Volume VII: The Age of Reason Begins by Will Durant
Author:Will Durant
Language: eng
Format: epub
IV. THE CARDINAL AND THE NOBLES
He proceeded with equal resolution, and less lenience, against the nobles who still held France to be many and not one. Feudalism was by no means dead. It had fought in the religious wars for control of the central government. The great nobles still had their fortified castles, their armed forces, their private wars, their private courts, their officers of law; they still had the peasantry at their mercy, and charged obstructive tolls on commerce traversing their domains. France, dismembered by feudalism and religion, was not yet a nation; it was an unstable and agitated assemblage of proud and semi-independent barons capable at any moment of disrupting the peace and the economy of the state. Most of the provinces were ruled by dukes or counts who claimed their governorships for life and handed them on to their sons.

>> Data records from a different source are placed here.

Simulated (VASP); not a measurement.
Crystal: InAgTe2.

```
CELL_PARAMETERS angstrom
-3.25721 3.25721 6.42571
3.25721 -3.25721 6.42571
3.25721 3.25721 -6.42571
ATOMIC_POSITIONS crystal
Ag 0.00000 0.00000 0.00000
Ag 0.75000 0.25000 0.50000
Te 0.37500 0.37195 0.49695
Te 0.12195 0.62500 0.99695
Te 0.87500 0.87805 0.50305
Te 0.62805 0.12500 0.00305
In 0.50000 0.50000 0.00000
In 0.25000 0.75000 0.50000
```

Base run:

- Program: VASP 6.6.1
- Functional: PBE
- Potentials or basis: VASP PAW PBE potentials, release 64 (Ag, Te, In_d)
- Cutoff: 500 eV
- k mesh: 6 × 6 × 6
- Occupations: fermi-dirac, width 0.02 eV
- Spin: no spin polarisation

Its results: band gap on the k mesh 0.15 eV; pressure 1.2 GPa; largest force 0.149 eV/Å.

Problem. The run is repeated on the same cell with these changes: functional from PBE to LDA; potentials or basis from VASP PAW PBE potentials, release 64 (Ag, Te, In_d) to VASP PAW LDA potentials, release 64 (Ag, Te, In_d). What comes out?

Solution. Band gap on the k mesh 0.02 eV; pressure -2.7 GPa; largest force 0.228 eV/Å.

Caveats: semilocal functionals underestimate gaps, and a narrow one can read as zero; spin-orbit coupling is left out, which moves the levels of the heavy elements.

It seemed to Richelieu that the only practicable alternative to this enfeebling chaos was to centralize authority and power in the king. Conceivably he might have labored to balance this by restoring some measure of municipal autonomy. But he could not restore the medieval commune, which had rested on the guilds and a protected local economy; the passage from a city to a national market had undermined the guilds and the communes, and required central rather than local legislation.I To minds frozen in the perspective of today, the royal absolutism desired by Richelieu seems but a reactionary despotism; in the view of history, and of the great majority of Frenchmen in the seventeenth century, it was a liberating progress from feudal tyranny to unified rule. France was not ripe for democracy; most of its population were ill-fed, ill-clothed, illiterate, darkened with superstitions and murderous with certainties. The towns were controlled by businessmen who could think in no other terms than their own profit or loss; and these men, hampered at every step by feudal privileges, were not disposed to unite with the lesser nobles, as in England, to establish a parliament checking the royal power. The French parlements were not representative and legislative parliaments; they were superior courts, nurtured and mortised in precedent; they were not chosen by the people, and they became citadels of conservatism. The middle classes, the artisans, and the peasants approved the absolutism of the king as the only protection they could see from the absolutism of the lords.
In 1626, in the name of the King, Richelieu issued an edict that struck at the very base of feudalism: he ordered the destruction of all fortresses except on the frontiers, and forbade, in future, the fortification of private dwellings. In the same year (his older brother having been killed in a duel) he made dueling a capital crime; and when Montmorency-Bouteville and the Count des Chapelles dueled nevertheless, he had them put to death. He confessed himself “much troubled in spirit” by this procedure, but he told his master, “It is a question of breaking the neck of duels or of your Majesty’s edicts.”21 The nobles vowed vengeance and plotted the minister’s fall.